Going through the Book brought back good memories of the field trips, erasing all the aches and pains of those endless kilometers of walking, getting wet and cold and nearly killed by lightning and of course being eaten alive by a bazillion ferocious mosquitos that bite THROUGH your clothes! Ok, I guess I haven't really forgotten those episodes yet.
A lot of people contributed and worked hard towards making the Book possible. Their names fill up an entire page of the Book, in tiny print. I am most grateful that so many busy volunteers made the time and effort and generously contributed towards the Book. It would not have been possible without them.
Through the Book, I have made many new friends. Alicia was not just the producer of the Book but also a intrepid nature lover who came on many of our field trips and continues to join us in our trips to other shores. I also got a chance to spend time with Eric and others I've only briefly met before. And I spent many pleasant hours with old friends, making new discoveries in adventurous explorations. I have learnt so much from all and I remain overwhelmed by their enthusiasm and ready contributions of their vast experience, stories, photos and more.
I am especially impressed by Marcus. He not only did all the meticulous research, interviewing and getting IDs, but also the relentless field work, taking photos and thereafter writing and re-writing and re-writing and re-writing. And after completing the Book, Marcus continued to support by doing media tours for NEA to promote the Book.
Of course, there were lots of other aspects of Semakau that are featured in the Book that I couldn't cover in this post.

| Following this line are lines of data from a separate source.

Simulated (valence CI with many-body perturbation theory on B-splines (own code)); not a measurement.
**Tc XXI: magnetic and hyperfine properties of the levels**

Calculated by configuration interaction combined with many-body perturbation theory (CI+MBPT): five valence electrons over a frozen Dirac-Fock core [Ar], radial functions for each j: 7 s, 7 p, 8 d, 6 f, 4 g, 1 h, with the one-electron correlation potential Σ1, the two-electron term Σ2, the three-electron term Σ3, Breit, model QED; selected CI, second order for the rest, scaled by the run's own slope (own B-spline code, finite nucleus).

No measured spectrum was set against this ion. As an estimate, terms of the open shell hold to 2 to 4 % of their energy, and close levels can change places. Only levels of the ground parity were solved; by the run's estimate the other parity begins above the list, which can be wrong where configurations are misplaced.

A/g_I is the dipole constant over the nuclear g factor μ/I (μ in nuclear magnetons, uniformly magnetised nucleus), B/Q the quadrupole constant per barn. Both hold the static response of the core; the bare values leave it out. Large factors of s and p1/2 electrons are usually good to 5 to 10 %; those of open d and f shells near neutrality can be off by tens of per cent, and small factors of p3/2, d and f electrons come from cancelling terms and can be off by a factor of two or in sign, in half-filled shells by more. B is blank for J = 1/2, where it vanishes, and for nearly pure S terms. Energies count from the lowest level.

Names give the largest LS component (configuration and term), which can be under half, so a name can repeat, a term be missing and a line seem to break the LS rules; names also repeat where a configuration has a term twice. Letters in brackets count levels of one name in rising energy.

Go get a copy and savour the wonderful photos and delightful stories for yourself!
More about the Semakau Book on the NEA website with preview pages.
It is on sale for S$24.90 at the Customer Service Centre, Level 2 Environment Building, 40 Scotts Road and the Semakau Landfill.
For more information about the Book, please contact NEA at 1800-225 5632 or email firstname.lastname@example.org
- About Pulau Semakau on the wildsingapore website
- About marine life on Pulau Semakau on the wild fact sheets section.
- About the field trips made for the Book on this blog.
- More blog posts about Semakau by everyone.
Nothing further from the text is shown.